Turning Intake on Its Head: Revisiting Principle 1 of the Core Principles for Transforming Remedial Education
The first of the Core Principles states: Every student’s postsecondary education begins with an intake process to choose an academic direction and identify the support needed to pass relevant credit-bearing gateway courses in the first-year.
This dry, bureaucratic statement conceals a call for radical transformation of the entire intake and advisement process at community colleges across the nation. Historically, the intake process was designed to weed out students deemed “not ready” for college-level work. Such students were directed into developmental education courses that could take anywhere from one to six semesters to complete, were not credit-bearing, and didn’t advance students toward a credential. Perhaps more important, students in developmental education were not viewed as “real” college students until they had completed the entire developmental education course sequence, an outcome that remains elusive for the majority of such students. The first Core Principle reimagines this process in three ways: intake procedures are redesigned to bring students into college-level programs of study, rather than to exclude them based on their academic deficits; assessments are redesigned to evaluate students’ skills and abilities holistically and identify the supports students need to achieve their goals; and academic supports are contextualized within students’ chosen programs of study.
No More Cut Scores
In order to create an intake procedure that is designed to help students choose an academic direction, colleges must radically revise their intake assessments, replacing standardized tests with multiple measures assessments.

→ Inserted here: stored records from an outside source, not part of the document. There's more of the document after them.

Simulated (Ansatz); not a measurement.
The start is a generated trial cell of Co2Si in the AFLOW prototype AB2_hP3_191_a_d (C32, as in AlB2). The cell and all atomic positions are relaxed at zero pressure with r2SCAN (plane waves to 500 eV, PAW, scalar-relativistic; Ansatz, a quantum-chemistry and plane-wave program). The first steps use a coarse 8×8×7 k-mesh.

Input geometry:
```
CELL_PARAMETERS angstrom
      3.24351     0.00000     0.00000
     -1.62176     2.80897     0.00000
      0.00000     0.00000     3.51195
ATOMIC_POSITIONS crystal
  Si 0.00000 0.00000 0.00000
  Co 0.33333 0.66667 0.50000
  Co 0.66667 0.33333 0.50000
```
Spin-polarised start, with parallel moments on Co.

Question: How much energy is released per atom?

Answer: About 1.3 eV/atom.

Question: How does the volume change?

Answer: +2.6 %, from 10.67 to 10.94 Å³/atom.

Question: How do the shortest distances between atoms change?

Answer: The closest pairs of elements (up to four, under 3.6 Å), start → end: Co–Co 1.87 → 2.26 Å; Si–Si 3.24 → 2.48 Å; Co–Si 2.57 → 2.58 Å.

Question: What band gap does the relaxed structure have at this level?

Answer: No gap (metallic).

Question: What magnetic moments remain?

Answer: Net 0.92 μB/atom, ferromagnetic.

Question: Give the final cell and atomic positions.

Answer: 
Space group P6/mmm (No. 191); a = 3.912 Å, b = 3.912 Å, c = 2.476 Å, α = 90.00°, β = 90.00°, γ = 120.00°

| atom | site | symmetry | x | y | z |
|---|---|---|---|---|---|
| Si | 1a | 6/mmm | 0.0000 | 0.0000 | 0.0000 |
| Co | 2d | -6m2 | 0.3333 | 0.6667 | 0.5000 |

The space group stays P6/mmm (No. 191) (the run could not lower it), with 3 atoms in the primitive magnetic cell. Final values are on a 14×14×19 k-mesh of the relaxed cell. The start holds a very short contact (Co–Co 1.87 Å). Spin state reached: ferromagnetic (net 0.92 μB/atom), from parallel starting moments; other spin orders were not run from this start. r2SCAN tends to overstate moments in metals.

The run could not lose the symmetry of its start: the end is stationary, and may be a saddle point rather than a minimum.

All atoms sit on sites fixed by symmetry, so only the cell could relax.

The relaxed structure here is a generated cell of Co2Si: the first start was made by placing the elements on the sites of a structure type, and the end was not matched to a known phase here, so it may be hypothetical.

Although standardized tests are weakly associated with college completion, they are used almost exclusively to assess student readiness upon enrollment in community college. Moreover, standardized tests over-place students into developmental education: thirty percent of students who were placed in developmental education could have earned a B or better in a college-level course.
The Core Principles call on colleges to invest in multidimensional, multiple measures assessments that provide a holistic view of where students are able to perform and where they might need support. Researchers at the Community College Research Center found that use of multiple measures, including grade point average, improves placement accuracy and decreases the likelihood of under-placing students.
Replacing high-stakes assessments with multiple measures assessment is only a part of the shift that needs to happen. Assessments must measure not only where students have deficits, but also where their strengths and interests lie. Such assessments help students explore academic and career directions. As a next step, a student’s need for developmental education is assessed against the academic requirements of the student’s selected program of study.
Structured Pathways and Advising
The shift to helping students to determine an academic direction or career goal is inextricably linked to having a set of clearly mapped structured credential programs for students to pursue and a modernized approach to advising that takes into account students’ needs both inside and outside of school.
The new majority of college students work and must juggle multiple obligations while pursuing their studies. These students need supports to successfully balance their education with their responsibilities to family and work. Clear program maps can decrease the time advisors spend helping students select classes and allow advisors to devote more time to supporting students to explore and select college programs of study that are aligned with their education and career goals.
This is a tall order. Advisors need professional development opportunities to enable them to help students make smart choices about their majors with a clear understanding of the related implications for employment, family-supporting wages, and career advancement. For example, recent studies from Georgetown’s Center on Education and the Workforce have shown that black and Latino college students disproportionately choose majors that result in low-paying jobs after graduation. Researchers found that these choices were shaped both by students’ lack of familiarity with high-paying professions and by the limited advising available at the public access institutions that disproportionately serve minority and low-income students. These findings underscore the direct link between advising and economic mobility. With enhanced professional development, advisors can help low-income and first-generation students better understand the long-term implications of different programs of study, the academic preparation necessary to succeed in their chosen programs of study, and the work-related experiences that are important to being successful in the labor market.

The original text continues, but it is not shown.